BURLINGTON, Vt. — Bernie Sanders may be facing tough delegate math against his rival Hillary Clinton, but the progressive candidate told a crowd of his strongest supporters that he would fight for the nomination in every state.
“At the end of tonight, 15 states will have voted. Thirty-five states remain,” Sanders told a Vermont crowd of thousands. “Let me assure you that we are going to take our fight for economic justice, for social justice, for environmental sanity, for a world of peace to every one of those states.”
The Vermont senator assured his supporters that he will still pick up delegates in states he loses on Super Tuesday.
“This is not a general election, it’s not winner-take-all. If you get 52 percent or 48 percent, you end up with roughly the same amount of delegates,” he said.

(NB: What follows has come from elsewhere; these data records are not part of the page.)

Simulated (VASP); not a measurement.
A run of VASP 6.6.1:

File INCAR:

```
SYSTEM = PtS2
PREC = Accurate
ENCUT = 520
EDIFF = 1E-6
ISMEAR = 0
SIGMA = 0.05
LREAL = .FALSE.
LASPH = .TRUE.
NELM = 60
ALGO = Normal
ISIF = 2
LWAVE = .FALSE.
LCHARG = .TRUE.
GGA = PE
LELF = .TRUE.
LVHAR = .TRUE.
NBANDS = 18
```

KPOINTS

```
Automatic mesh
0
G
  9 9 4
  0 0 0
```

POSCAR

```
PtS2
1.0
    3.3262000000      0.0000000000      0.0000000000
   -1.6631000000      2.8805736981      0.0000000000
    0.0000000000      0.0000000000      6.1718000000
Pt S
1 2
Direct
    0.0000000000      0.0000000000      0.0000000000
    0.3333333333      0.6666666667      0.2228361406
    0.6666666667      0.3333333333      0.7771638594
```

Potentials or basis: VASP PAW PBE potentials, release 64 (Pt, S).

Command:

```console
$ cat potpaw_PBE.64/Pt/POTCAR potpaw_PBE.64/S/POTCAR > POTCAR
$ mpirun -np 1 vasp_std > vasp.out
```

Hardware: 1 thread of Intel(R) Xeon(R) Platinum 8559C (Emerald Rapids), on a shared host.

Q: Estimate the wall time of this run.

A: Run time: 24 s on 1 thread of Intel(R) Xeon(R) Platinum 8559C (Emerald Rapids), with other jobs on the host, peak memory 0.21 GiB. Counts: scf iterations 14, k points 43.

The senator is right that he is picking up delegates even in states he loses, but Super Tuesday has seriously dented his chances of becoming the Democratic nominee. Though he did better than some expected — winning his home state of Vermont in a landslide, plus Oklahoma, Colorado and Minnesota — Sanders was falling short of making up for Clinton’s very strong showing in the South, where she won six states, and in delegate-rich Massachusetts. (Superdelegates, who are chosen by the party and not allocated based on the popular vote, also overwhelmingly support Clinton.) On this course, Sanders is likely to find himself in a delegate hole he cannot dig out of.
But this pessimism has not reached Vermont, the campaign or the Sanders supporters who contributed $42 million to his campaign last month, outdoing Clinton’s fundraising machine. The hometown crowd gave Sanders a rock star’s reception, cheering for a full minute when he arrived on stage with his wife, Jane. Jerry Greenfield of Ben & Jerry’s ice cream and other campaign surrogates introduced Sanders as the “next president of the United States” to the cheering crowd.
Democratic presidential candidate Sen. Bernie Sanders of Vermont addresses a primary night rally in Essex Junction, Vt., on Super Tuesday. (Photo: Jacquelyn Martin/AP)
Sanders appears to have the money and the will to go all the way. And he doesn’t have to worry about big-time donors deciding it’s time for him to pull the plug if he can’t catch up with Clinton.
“We think we’re going to have the resources to go all the way,” Sanders’ senior adviser, Tad Devine, said. “In the past, campaigns ended because the bundlers said, ‘We aren’t going to bundle anymore.’ We don’t have any bundlers. The people who are investing in this campaign are doing so not because it’s a smart money calculation, but because they believe in Bernie Sanders.”
Devine said the campaign is looking forward to upcoming races in Kansas, Nebraska, Maine, Louisiana and Michigan. “We’re going to compete and win in as many states as possible,” he said.
Devine dismissed the possibility that Sanders supporters will lose some of their enthusiasm as they see their candidate’s chances dim.
“You know, I think our supporters are enthusiastic about Bernie and his message, not enthusiastic about his delegate totals,” he said.
Sanders has from the beginning been a candidate of ideas, when he entered the race nearly a year ago with almost zero name recognition to take on a candidate most Democrats saw as inevitable. His surprising popularity pushed Clinton to the left on many issues, from the Keystone Pipeline to economic inequality, and has changed the race forever. The money that keeps pouring into this campaign means he can continue to deliver this message, even if he doesn’t have a shot at the nomination.
“What I have said is that this campaign is not just about electing a president, it is about making a political revolution,” Sanders said at his victory rally.
One thing the campaign says won’t happen, no matter the outcome? Sharper attacks on Clinton.
“I’ve worked with Bernie for 20 years. We’ve never run a negative ad, and I predict we never will,” Devine said.